21-11-2021

Quick look at Python 3's Starred Expressions

A starred expression is when you add a “*” in front of a variable. It can also be called “Extended Iterable Unpacking”

This has the effect of acting as a “catch all” for lists.

The idea behind this is to replace this “messy” line:

first, rest = li[0], li[1:]

It can be replaced with:

first, *rest = li

One interesting use-case is capturing both the start and the end of a list, and the list without those indexes:

li                  = [1, 2, 3, 4, 5]
start, *middle, end = li
print(start)   # outputs 1
print(middle)  # outputs [2, 3, 4]
print(end)     # outputs 5

Comparison between Starred Expressions and Indexing

Now lets have a look at the differences in the speed of each approach - Index vs starred expression.

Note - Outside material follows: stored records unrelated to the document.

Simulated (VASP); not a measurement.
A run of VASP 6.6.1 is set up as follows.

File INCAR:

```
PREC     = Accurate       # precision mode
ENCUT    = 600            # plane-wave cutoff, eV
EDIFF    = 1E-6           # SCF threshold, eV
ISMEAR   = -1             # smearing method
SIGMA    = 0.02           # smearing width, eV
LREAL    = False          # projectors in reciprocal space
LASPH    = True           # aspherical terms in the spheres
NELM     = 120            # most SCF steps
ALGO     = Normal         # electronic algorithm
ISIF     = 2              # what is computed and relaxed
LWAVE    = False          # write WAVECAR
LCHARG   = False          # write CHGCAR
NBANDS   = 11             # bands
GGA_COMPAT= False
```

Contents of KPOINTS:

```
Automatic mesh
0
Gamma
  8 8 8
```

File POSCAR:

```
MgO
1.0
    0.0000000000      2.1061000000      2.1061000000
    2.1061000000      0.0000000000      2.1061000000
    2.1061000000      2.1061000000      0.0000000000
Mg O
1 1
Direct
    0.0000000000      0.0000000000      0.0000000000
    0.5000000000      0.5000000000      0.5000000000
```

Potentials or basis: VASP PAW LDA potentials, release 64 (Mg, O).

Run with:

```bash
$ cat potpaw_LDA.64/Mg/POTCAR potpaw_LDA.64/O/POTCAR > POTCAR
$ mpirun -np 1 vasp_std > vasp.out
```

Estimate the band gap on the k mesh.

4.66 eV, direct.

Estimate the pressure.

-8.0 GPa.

Below is a graph showing the time it takes to complete 1000000 loops of each of the following snippets:

Normal Indexing

start=lst[0]
middle=lst[1:-1]
end=lst[-1]

Stared Expressions

start, *middle, end = lst

Where lst is a list of integers from 1 -> n.

A compareson of Starred expressions vs list indexing

As you can see the Starred expression is a fair bit slower than using normal indexing. This is because the Starred expression does the following:

Collect all items for mandatory targets before the starred one

Collect all remaining items from the iterable in a list

Pop items for mandatory targets after the starred one from the list

Push the single items and the resized list on the stack

Source

It is also important to note that while I have only talked about lists in this post, the expression can be used on any iterable, for example Sets where the index approach will not work:

m = set((1,2,3,4))[1:-1]
Traceback (most recent call last):
  File "<input>", line 1, in <module>
    m = set((1,2,3,4))[1:-1]
TypeError: 'set' object is not subscriptable
s, *m, e = set((1, 2, 3, 4))

The code to generate the graph is below:

import timeit
import numpy as np

from matplotlib import pyplot as plt

index_code   = "start=lst[0];middle=lst[1:-1];end=lst[-1]"
starred_code = "start, *middle, end = lst"
rst_index_x  = []
rst_index_y  = []
for x in range(10, 1010, 10):
    rst_index_y.append(x)
    rst_index_x.append(
        np.mean(
            timeit.repeat(repeat=100,
                          stmt=index_code,
                          setup=f"lst=list({range(1,x)})")))
rst_y = []
rst_x = []
for x in range(10, 1010, 10):
    rst_y.append(x)
    rst_x.append(
        np.mean(
            timeit.repeat(repeat=100,
                          stmt=starred_code,
                          setup=f"lst=list({range(1, x)})")))
plt.plot(rst_y, rst_x, label="Starred Expression")
plt.plot(rst_index_y, rst_index_x, label="Normal Indexes")
plt.xlabel("List Length")
plt.ylabel("Time (s)")
plt.plot(rst_y, rst_x, label="Normal Indexes")
plt.legend(loc="upper left")
plt.show()

Note that exact timings are dependent on the machine running the code, and should only be used as a way to compare two approaches, your mileage may vary.

All in all Starred expressions are a interesting tool, they can make code look cleaner, and can be very powerful, they are however slightly slower than indexing and my not be best used in time critical applications when you can use indexing.